The Jagged Frontier: Why AI can Atrophy Your Critical Thinking

A landmark Harvard/BCG study reveals that while AI boosts creativity, it causes high-performers to drop by 19% on problem-solving tasks. The danger lies in the "Jagged Frontier"—and the tendency for humans to outsource their judgment to a machine that is confidently wrong.


Introduction

The narrative around generative AI is centred around it being an engine for productivity that functions as a super-intelligent intern, raising the floor for low performers and raising the ceiling for high performers.

However, a 2023 study by Harvard Business School, Wharton and BCG reveals a more nuanced reality. While AI has largely boosted performance in the domain of creative tasks, it caused high-performing consultants to perform 19% worse on problem-solving tasks compared to those working without the use of AI. This is largely a human problem, as those consultants making regular use of AI tools risk falling asleep at the wheel.

The Jagged Frontier

At the core of this problem is that our mental models of AI difficulty are fundamentally flawed. It is assumed that if AI tools can pass the Bar Exam or write a sonnet – rather complicated tasks – it can certainly do simpler tasks such as logical deduction.

Yet researchers have found that AI capabilities cannot be visualised as a smooth curve, but rather as a jagged frontier. Essentially, while AI is excellent at some incredibly complex tasks, it can hallucinate and fail on basic ones.

However, the line separating where AI excels and where it fails is invisible. Hence, users find themselves trusting AI tools on the wrong tasks. For example, in the experiment, consultants blindly accepted AI’s plausible but incorrect output for nuanced business problems.

The Cyborg Trap

The study identified two types of AI users: Centaurs and Cyborgs.

“Cyborgs” attempted to intertwine their workflow completely with the AI, asking it to do everything. In turn, this led to cognitive atrophy. AI excels at generating text that is fluid and confident. Consequently, the human brain no longer critiques the output, and the user becomes a passive editor rather than an active thinker.

Nevertheless, when the task was inside the AI’s frontier, like brainstorming product ideas, the cyborgs outperformed others by 40%. Although in tasks that required subtle judgement, or where AI had not entirely adapted yet, they were faster but often confidently wrong.

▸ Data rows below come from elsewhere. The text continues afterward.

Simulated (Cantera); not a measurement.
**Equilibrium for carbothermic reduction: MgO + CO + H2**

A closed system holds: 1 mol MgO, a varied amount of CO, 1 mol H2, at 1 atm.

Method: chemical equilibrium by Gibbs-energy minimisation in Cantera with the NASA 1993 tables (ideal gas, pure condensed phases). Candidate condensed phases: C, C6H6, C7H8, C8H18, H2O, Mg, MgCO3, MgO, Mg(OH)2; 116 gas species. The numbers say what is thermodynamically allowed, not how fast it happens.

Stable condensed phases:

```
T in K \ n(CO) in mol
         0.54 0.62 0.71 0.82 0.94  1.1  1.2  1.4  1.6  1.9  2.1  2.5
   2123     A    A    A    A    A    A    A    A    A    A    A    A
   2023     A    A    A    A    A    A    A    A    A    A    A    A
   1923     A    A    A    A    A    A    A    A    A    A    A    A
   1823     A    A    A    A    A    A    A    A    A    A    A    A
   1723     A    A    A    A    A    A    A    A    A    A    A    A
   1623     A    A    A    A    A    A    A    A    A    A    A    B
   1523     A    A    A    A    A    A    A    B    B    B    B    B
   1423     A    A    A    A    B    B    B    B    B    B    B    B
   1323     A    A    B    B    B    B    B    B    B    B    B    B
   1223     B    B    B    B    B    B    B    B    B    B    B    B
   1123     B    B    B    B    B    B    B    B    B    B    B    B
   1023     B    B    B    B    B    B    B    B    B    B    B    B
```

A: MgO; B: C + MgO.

The solution lies in being a “Centaur”. In the context of AI, this means a clear division of labour. Such a user looks at a given task and decides whether it is more fit for a human or an AI. The study revealed that centaurs were the most efficient, as they spent time doing the work themselves and only used AI for specific sub-tasks rather than attempting to collaborate with AI on every sentence, minimising mistakes.

Conclusion

Rather than treating AI as a replacement for critical thinking, users ought to think of it as a test of it. Treating AI as an oracle risks dragging your performance down to the average of the internet. High performance requires maintaining the friction of human doubt – at least for now.